With so many residents living in close proximity, you would think everyone would know each other in a townhouse community, but that’s not always the case. As a new resident in a townhouse community, I’m learning the ins and outs of the lifestyle. While the townhouse format makes it easier to meet neighbors, it does take some work to build a true community feeling.
Don’t stay cooped up in your townhouse. Spend time outdoors to better connect with your neighbors. Most communities have some sort of common outdoor space where people tend to gather. That might be the green space in front of the buildings or a courtyard. Figure out where your neighbors hang out and go there too.
Make a Facebook Page
A Facebook page is a great way to help neighbors stay connected. Even if your homeowner’s association doesn’t have a page, you can set up an unofficial page for neighbors to communicate. It’s a great place to make announcements, such as upcoming work in the community. It’s also a way for residents to ask questions or find out if other people are experiencing the same problems as them.
Most homeowner’s associations that take care of townhouse communities host regular meetings for residents. If the association doesn’t have regular meetings, push them to start. This is your chance to communicate with those in charge and with your neighbors. Going to a meeting helps the residents bond and join together to get improvements made. If you see the opportunity to attend a community meeting, take it.

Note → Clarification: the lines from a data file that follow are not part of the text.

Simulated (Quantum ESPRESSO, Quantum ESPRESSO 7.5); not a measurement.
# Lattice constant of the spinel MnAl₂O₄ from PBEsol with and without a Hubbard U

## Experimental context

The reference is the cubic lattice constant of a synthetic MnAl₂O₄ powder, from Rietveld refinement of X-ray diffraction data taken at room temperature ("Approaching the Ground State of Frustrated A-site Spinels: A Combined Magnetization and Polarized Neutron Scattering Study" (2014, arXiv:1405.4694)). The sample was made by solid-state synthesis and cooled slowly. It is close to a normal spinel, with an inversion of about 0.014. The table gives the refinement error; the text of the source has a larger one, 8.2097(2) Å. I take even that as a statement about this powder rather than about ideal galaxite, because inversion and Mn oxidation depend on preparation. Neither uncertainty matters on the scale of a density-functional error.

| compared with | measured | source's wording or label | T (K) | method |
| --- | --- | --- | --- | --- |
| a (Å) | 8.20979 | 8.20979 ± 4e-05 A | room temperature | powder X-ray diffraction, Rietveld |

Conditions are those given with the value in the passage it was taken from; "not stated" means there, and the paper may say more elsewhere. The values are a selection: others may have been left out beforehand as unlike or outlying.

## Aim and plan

Not much happening in your townhouse community? Make an effort to plan events to encourage neighborhood participation. If the community has a clubhouse, use it to host a kids’ holiday party, for example. Or get some of your neighbors to help plan a community picnic or party. These events bring the residents together and give people a chance to meet.
Watch out for Others
One thing that makes a community great is a group of residents who look out for one another. Take the initiative to look out for your neighbors. Keep an eye out for suspicious activity. Get to know your neighbors personally so you know when something isn’t right. Often it just takes one or two people to put forth the effort to get everyone to investing more in each other.